‘Solar Mamas’ documentary screens Tuesday at Loaded Joe’s in Avon | VailDaily.com

‘Solar Mamas’ documentary screens Tuesday at Loaded Joe’s in Avon

The documentary, "Solar Mamas," will be screened Tuesday at 6:30 p.m. at Loaded Joe's in Avon.
Special to the Daily

If you go ...

What: “Solar Mamas” of the Sustainable Community Film Series.

When/Where: 6:30 p.m. Tuesday at Loaded Joe’s, Avon, and again at 6:30 p.m. Feb. 18 at Dusty Boot, Eagle.

Cost: $5 suggested donation.

More information: Email info@walkingmountains.org, visit http://www.walkingmountains.org/films or call 970-827-9725.

AVON — The Sustainable Community Film Series — a project of Walking Mountains Science Center — continues this month with two screenings of “Solar Mamas,” a film that addresses themes of education, gender equality, environmental sustainability and development. The documentary takes an inspiring and compelling look at poverty, and the ways women around the world are working to pull themselves out of the poverty trap.

The Barefoot College in India trains impoverished women from around the world to become solar engineers. “Solar Mamas” tells the story of Rafea, a Jordanian Bedouin mother who is given the opportunity to study there and become a solar engineer, capable of bringing power to the remotest places. She attends the college’s program, which brings together 27 women from all around the world. They’re all from poor backgrounds, they are mothers and grandmothers and mostly illiterate. For six months, they live on the campus and learn about electrical components and soldering. But staying the course is not easy because:

• Women make up half the world’s population and yet represent 70 percent of the world’s poor.

• Of the world’s 875 million illiterate adults, two-thirds are women.

• Women work two-thirds of the world’s working hours, produce half of the world’s food, but earn only 10 percent of the world’s income and own 1 percent of the world’s property. On average, women earn half of what men earn.

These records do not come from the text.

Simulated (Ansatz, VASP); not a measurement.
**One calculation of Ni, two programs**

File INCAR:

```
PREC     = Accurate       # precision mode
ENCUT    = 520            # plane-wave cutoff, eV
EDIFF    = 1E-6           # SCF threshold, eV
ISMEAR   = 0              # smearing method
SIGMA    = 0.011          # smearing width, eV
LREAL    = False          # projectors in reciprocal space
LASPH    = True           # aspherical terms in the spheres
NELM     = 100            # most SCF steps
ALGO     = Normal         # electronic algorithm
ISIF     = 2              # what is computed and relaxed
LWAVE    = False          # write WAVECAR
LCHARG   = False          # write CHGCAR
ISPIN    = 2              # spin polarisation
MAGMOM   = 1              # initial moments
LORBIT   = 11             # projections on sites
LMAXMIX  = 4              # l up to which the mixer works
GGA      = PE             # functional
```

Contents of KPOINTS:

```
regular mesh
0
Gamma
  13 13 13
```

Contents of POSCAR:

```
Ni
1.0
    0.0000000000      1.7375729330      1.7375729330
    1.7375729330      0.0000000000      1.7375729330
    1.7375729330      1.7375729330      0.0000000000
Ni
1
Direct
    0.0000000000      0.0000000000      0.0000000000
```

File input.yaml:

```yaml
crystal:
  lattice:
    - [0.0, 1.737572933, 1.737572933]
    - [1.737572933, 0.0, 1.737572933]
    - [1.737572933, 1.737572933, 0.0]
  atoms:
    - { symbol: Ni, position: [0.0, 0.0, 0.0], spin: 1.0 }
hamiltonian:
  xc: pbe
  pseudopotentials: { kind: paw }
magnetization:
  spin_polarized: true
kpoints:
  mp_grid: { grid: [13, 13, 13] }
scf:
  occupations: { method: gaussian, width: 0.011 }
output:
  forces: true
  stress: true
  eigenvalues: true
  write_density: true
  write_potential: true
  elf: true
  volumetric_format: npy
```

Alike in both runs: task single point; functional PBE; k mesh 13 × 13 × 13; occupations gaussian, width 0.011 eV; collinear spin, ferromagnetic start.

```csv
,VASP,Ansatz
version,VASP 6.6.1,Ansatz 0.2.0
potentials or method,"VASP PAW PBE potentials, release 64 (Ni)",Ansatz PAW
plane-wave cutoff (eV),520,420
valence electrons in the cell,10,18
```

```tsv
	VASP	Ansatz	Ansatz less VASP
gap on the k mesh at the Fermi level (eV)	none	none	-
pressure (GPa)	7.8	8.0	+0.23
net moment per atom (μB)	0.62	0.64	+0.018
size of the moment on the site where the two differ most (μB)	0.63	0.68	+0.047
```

The Barefoot College focuses on women because, as founder Bunker Roy explains, women are more likely to stay in their communities once they’ve been trained. Unlike men, who’ll take their new knowledge and leave for the big cities, the women will return to their families and homes, bringing their new skills back to share. But traditional family ties make it hard for some, particularly Rafea, to continue their studies. Her husband wants her home and threatens to take everything away from her unless she returns.

“This film provides an eye-opening opportunity to see solar energy used as a tool for an improved lifestyle for women and villages around the world,” said Kristen Hartel of Active Energies of Minturn. “By choosing a career as a solar electrician, women can be seen capitalizing on both an income-generating opportunity and a way to improve and progress their communities.”

Statistics provided by Walking Mountains Science Center.